Miss Love says she could not ever really become Rucker’s wife because she has a secret that would make any man hate her. She says this secret was the reason Clayton McAllister broke their engagement. She tells Rucker the secret: when she was twelve and her mother was dying, her father, a miserable drunk, accused her mother of having had an affair. He claimed that Love was not his daughter, and to prove it, he raped Love. Rucker tells Miss Love he loves her nonetheless and that the rape does not matter to him. Miss Love says it does matter, and she sends Rucker away.

The next day, Will almost believes that the whole incident was a dream. He knows that the conversation did happen because on the drive back to Cold Sassy, Rucker sits in the front seat with Will instead of in the back seat next to Miss Love.

Analysis: Chapters 36–41

Miss Love manages to win some acceptance in town by appealing to individual women in Cold Sassy. Her postcards from New York are partially intended to gain business for Rucker’s store, but they also work to change Cold Sassy women’s low opinion of Miss Love. Even Mary Willis and Loma grudgingly admire Miss Love’s postcards and the descriptions of items she will bring them from New York. The postcards establish a connection between Miss Love and the rest of the women of Cold Sassy, as they find common ground in fashionable clothes. Miss Love’s business sense brings her closer to Rucker too. Rucker feels Miss Love’s commercial savvy refreshes and challenges him, and he seems renewed every time she reveals a new scheme for the store.

Rucker’s confessions about his relationship with Mattie Lou reveal his love for her to be more complicated than it initially seems. Before this confession, we, along with the rest of Cold Sassy, are inclined to think of Rucker and Mattie Lou’s life together as a paradise of unconditional love, devotion, and mutual respect. However, their marriage seems less idyllic when Rucker reveals that he and Mattie Lou stopped having sex years before her death. Rucker admits that their lack of intimacy scarred their marriage and resulted in a loss of desire. Rucker truly loved Mattie Lou, but his confessions reveal that like all marriages, his had its flaws and frustrations. Rucker feels great shame because he loved Miss Love since the day they met. This admission complicates our perception of him as a wholly devoted husband and makes his marriage seem realistically bumpy. Even the normally open-minded Will, with whom we align our sympathy, comes to agree with his grandfather’s claim that to love two women is a sin.
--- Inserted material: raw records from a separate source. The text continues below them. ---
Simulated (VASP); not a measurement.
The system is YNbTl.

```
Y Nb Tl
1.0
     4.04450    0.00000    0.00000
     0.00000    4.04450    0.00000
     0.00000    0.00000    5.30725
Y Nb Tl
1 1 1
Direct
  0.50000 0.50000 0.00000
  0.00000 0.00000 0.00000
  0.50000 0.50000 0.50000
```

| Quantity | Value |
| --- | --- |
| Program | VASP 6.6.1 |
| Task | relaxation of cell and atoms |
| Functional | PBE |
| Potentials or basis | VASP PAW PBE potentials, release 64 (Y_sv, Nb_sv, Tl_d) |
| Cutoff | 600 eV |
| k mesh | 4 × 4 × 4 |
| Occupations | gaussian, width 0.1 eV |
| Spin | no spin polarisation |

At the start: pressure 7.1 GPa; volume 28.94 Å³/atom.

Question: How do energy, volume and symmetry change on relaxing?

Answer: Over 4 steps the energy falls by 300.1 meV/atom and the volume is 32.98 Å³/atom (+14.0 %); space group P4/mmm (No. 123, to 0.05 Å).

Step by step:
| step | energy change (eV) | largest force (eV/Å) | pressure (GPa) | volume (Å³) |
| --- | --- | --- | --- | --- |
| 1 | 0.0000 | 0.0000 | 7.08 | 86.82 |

The revelation that Miss Love’s father raped her is a tragic moment in the novel, but it becomes the first step in Miss Love’s learning to love again. Miss Love’s awful secret goes a long way toward explaining her character. Although she usually seems warm and affectionate, her earlier encounter with Clayton shows that she is hiding some deeply hidden pain. We can also begin to understand why Miss Love so longs for security and safety, and see how she could marry in order to secure herself a home. Rucker and Miss Love’s whispered conversation in the bedroom is a painful moment at first, since they each reveal the guilt and shame they have carried. With these revelations, however, comes the potential to start things anew. Rucker and Miss Love’s relationship becomes deeper, and the growth of their love brings renewal and healing to both characters.

Rucker shows a spiritual renewal prompted by Miss Love’s growing affections, but this rejuvenation is also evident physically. Earlier, Rucker begins to appear more youthful as a result of Miss Love’s giving him a haircut and shaving off his beard. In these chapters, it even seems as if Rucker, normally so stingy and controlling with every aspect of his home, might consider her request to have a bathroom installed in the house. Rucker also exhibits a new love for technology. The fact that he purchases a car becomes an important indicator of his newly energized outlook. We do not even have to look closely at Rucker to realize that he is happier than he has been in a long while.